A Maryland woman has dismissed a lawsuit accusing veteran Las Vegas attorney David Phillips of raping her in 2012, but she is sticking by her allegations.
Meanwhile, a long-running battle between Phillips and the State Bar of Nevada has intensified. Phillips claims the federal Equal Employment Opportunity Commission, acting on his complaint, has charged the bar with discrimination, and the bar then “turned up the pressure” on him by filing a “false and illegitimate” disciplinary complaint. On Feb. 23 he filed a motion seeking dismissal of that complaint.
Phillips last week filed a new civil rights lawsuit against the bar, citing what he describes as the EEOC action and seeking an injunction to stop any investigations or disciplinary proceedings against him.
“The filing of the charge-of-discrimination against the State Bar of Nevada represents the first time in the history of the commission that such a charge has ever been leveled against a state bar or analogous entity,” reads Phillips’ motion for a preliminary injunction.
EEOC spokeswoman Kimberly Smith-Brown on Tuesday said the agency is “strictly prohibited by law from confirming or denying the existence of discrimination charge filings, investigations, or administrative resolutions.”
Bar Counsel Stan Hunterton said he has not seen an EEOC charge.
“We deny the allegations,” he said Tuesday. “We will proceed with the disciplinary hearing against Mr. Phillips.”
No hearing date has been set.
Hunterton dismissed Phillips’ move to involve the EEOC by claiming the state bar’s oversight of legal professionals amounts to a “quasi-employment relationship,” saying “Mr. Phillips is not a quasi-employee or employee of the state bar, no more than I, who subscribe to the Review-Journal, am an employee of the Review-Journal.”
Phillips, a Nevada lawyer since 1983, was reprimanded by the bar in 2008 and in 2009. His current battle with the bar followed publicity last year about his personal, professional and legal troubles. The Nevada bar was then investigating multiple grievances against Phillips, including one filed by a judge, while in a separate lawsuit Maryland attorney April Ademiluyi accused him of raping her at a 2012 National Bar Association conference in Tampa, Fla.

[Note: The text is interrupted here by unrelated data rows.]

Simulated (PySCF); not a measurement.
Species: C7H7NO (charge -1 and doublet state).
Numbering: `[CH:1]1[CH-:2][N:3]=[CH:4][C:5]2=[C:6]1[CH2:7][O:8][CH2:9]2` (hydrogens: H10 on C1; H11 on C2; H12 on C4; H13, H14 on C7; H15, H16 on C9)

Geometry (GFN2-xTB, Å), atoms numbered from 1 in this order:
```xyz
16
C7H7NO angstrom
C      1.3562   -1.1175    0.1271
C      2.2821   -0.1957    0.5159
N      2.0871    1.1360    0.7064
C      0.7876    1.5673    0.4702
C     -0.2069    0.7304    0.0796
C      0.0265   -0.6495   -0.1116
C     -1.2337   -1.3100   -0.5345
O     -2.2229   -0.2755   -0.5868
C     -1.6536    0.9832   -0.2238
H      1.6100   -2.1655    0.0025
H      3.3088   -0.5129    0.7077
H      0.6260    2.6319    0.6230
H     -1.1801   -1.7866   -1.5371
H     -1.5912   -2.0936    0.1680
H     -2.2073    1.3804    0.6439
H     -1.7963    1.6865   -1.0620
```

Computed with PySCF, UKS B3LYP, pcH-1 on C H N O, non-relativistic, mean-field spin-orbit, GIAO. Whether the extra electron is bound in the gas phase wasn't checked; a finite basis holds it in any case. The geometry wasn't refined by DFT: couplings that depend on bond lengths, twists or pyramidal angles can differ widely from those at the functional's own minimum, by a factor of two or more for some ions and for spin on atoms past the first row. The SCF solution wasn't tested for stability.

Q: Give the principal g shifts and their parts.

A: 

The Review-Journal typically does not name sexual assault victims, but Ademiluyi agreed to be identified. In her lawsuit she accused Phillips of drugging her without her knowledge and engaging in sexual intercourse with her, “knowing that she was too incapacitated to appreciate, understand, or resist the sexual act being committed upon her.”
Authorities in Tampa determined there wasn’t enough evidence to file charges. Phillips did not respond to requests for comment for this article.
Ademiluyi, representing herself, requested a dismissal of the lawsuit in October.
“First and foremost, I will not have a full and fair opportunity to litigate this case in this forum,” she wrote. “I don’t have sufficient financial resources, I am suffering from depression and post-traumatic stress as a result of the defendant drugging and sexually assaulting me, and trying to sue him on the other side of the country, in a state I have never traveled to and have no contacts or assistance.”
In November she filed a new federal lawsuit in Maryland against the National Bar Association and two officers of the organization. It accuses the defendants of negligence and of conspiring with public officials “to alter and destroy evidence to cover up” her rape.
“The allegations are frivolous, and we look forward to the court’s determination as to whether or not this case merits any further litigation,” said J. Wyndal Gordon, a Maryland attorney representing the group’s former president, Daryl Parks. Ademiluyi claims she was drugged at a party in Parks’ hotel room.
Messages left Tuesday for Keith Perry, the National Bar Association’s executive director, and for the organization’s current president, were not returned. Phillips is not named as a defendant in the new lawsuit, which seeks at least $20 million in damages.
Phillips, who is black, first sued the Nevada bar in December 2014. In a lawsuit in federal court he accused the bar of leaking confidential information about him to the press, and later alleged the “mostly white organization” shows racial bias by “picking on attorneys of race and color.”
The new lawsuit, filed Friday in U.S. District Court in Las Vegas, includes claims of discrimination and retaliation. It follows the state bar’s Feb. 4 filing of a six-count complaint of misconduct against Phillips. One of the counts stems from a grievance filed by District Judge Elissa Cadish.
“Judge Cadish believed that (Phillips) had either lied under oath or had a fundamental misunderstanding of the law and the court system,” according to the disciplinary complaint.
Phillips had testified at a hearing related to a personal injury case involving former client, Pamela Burford. A grievance by Burford resulted in a 2012 reprimand of Phillips for violating rules involving attorney fees and safekeeping of property.
Two counts in the recent complaint stem from Nevada Supreme Court referrals for investigation after Phillips failed to comply with the court’s orders.
According to another count in the complaint, the state bar “identified multiple areas of concern” in a review of Phillips’ trust account.